Snowy Shift Change

2008-10-23 18:47:26.000 – Brian Clark,  Observer

Shift change in the snow

The last two days have been extremely busy for all of the summit crew. So many things have been going on that it is actually difficult to pick just one to write about today. This is certainly a good problem to have though.

Yesterday’s weekly shift change was the first one of the new winter season that required the use of four wheel drive vehicles with tire chains. This was necessary because of snow that was falling not only on the summit, but also at the base of the Auto Road. Although this was not the first snowfall of the season on the summit, it was the first of the season for Pinkham Notch.
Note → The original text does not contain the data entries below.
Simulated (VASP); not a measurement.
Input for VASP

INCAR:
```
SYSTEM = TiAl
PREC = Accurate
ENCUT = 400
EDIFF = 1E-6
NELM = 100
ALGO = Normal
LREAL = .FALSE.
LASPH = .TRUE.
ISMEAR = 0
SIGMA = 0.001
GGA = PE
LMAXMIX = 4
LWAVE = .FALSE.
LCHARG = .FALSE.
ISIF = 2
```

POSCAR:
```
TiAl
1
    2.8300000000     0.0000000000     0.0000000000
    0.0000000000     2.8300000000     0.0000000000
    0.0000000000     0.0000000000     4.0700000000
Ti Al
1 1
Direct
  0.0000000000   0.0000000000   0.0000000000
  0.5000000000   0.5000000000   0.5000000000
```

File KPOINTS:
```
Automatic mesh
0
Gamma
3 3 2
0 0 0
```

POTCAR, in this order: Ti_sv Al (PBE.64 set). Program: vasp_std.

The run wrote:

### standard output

Although snow was starting to stick to cars and grassy surfaces at the base of the road, all the snow hitting the relatively warm road was simply melting. However, by the time we reached the 3 mile mark of the 7.6 mile auto road, snow was laying on the road as well. Despite the snow, it was a relatively painless and quick trip up the road. Winds remained fairly light through this snowstorm, so not much drifting had occurred on the upper part of the road and therefore no plowing was needed.

Of course, this change in transportation is not unexpected this time of year. The snow tractor is already perched at (roughly) the half-way point of the auto road, just waiting for enough snow to fall, or drift, on the upper part of the road to require its use. That day is undoubtedly not too far away!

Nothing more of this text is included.